Data augmentation: we apply random rotation of overhead images during training and use multiple rotation samples during testing (described in Sect. 4). The effect will be studied in detail in Sect. 5.2 We also apply a small amount of random cropping and random scaling.

Image Ranking and Geolocalization. While we have thus far considered location matching as a binary classification problem, our end goal is to use it for geolocalization. This application can be framed as a ranking or retrieval problem: given a query street view image and a repository of overhead images, one of which is the match, we want to rank the overhead images according to their relevance to the query so that the true match image is ranked as high as possible. The ranking task is typically approached as following: the representation learning networks are applied to the query image and the repository’s images to obtain their feature vectors. Then these overhead images can be ranked by sorting the distance from their features to the query image’s feature. The localization is considered successful if the true match overhead image is ranked within a certain top percentile.

Metrics: We measure both the classification and ranking performance on each test set. The classification accuracy is computed by using the best threshold on the each test set (random chance performance is 50 %). For the ranking task, we use mean recall at top K% as our measurement (the percentage of cases in which the correct overhead match of the query street view image is ranked within top K percentile, chance performance is K%). Some ranking examples are shown in Fig. 7.

Fig. 7.
figure 7

Ranking result examples on the Denver test set (reference set of 70k reference images)

Table 1. Performance of different networks on different test sets

5.1 Comparison of CNN Architectures

We train and compare 6 variants of CNN described in Sect. 3. All are initialized from scratch (no pretraining), trained to be \(90^{\circ }\) RI, and tested with 16 rotation samples. Quantitative comparisons are shown in the top of Table 1.

Not surprisingly, both classification networks achieved better accuracy than the representation learning Siamese and triplet networks. This is because they jointly extract and exchange information from both input images. Somewhat unexpectedly, in our experiments the hybrid network is the better of the two. Even-though the ‘pure’ classification network should be capable of producing the same mapping as the hybrid, it might have trouble learning to process both images from the 1st layer.

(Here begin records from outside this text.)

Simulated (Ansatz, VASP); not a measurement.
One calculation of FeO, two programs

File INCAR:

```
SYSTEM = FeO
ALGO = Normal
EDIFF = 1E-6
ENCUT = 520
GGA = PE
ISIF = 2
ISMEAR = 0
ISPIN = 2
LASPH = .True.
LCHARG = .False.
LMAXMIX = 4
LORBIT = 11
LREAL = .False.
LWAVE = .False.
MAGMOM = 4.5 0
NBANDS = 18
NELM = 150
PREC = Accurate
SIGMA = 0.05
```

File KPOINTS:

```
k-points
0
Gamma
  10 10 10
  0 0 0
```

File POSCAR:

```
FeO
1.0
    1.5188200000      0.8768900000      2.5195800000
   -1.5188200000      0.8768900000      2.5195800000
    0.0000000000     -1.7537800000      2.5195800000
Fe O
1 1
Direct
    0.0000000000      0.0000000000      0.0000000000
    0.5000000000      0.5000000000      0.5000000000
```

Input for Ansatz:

Between the Siamese and triplet network, the triplet network outperforms the Siamese by a surprisingly large margin on both tasks. While both networks try to separate matches from non-matches, the contrastive loss function works toward a secondary objective: drive the distance between matched pair as close to 0 as possible (Fig. 8). Note that this might be a good property for the learned representation to have; but for the task of matching and ranking we found that this might compromise the main objective. One way to alleviate this problem is to add another margin to the contrastive loss function to cut the loss when the distance is small enough [17].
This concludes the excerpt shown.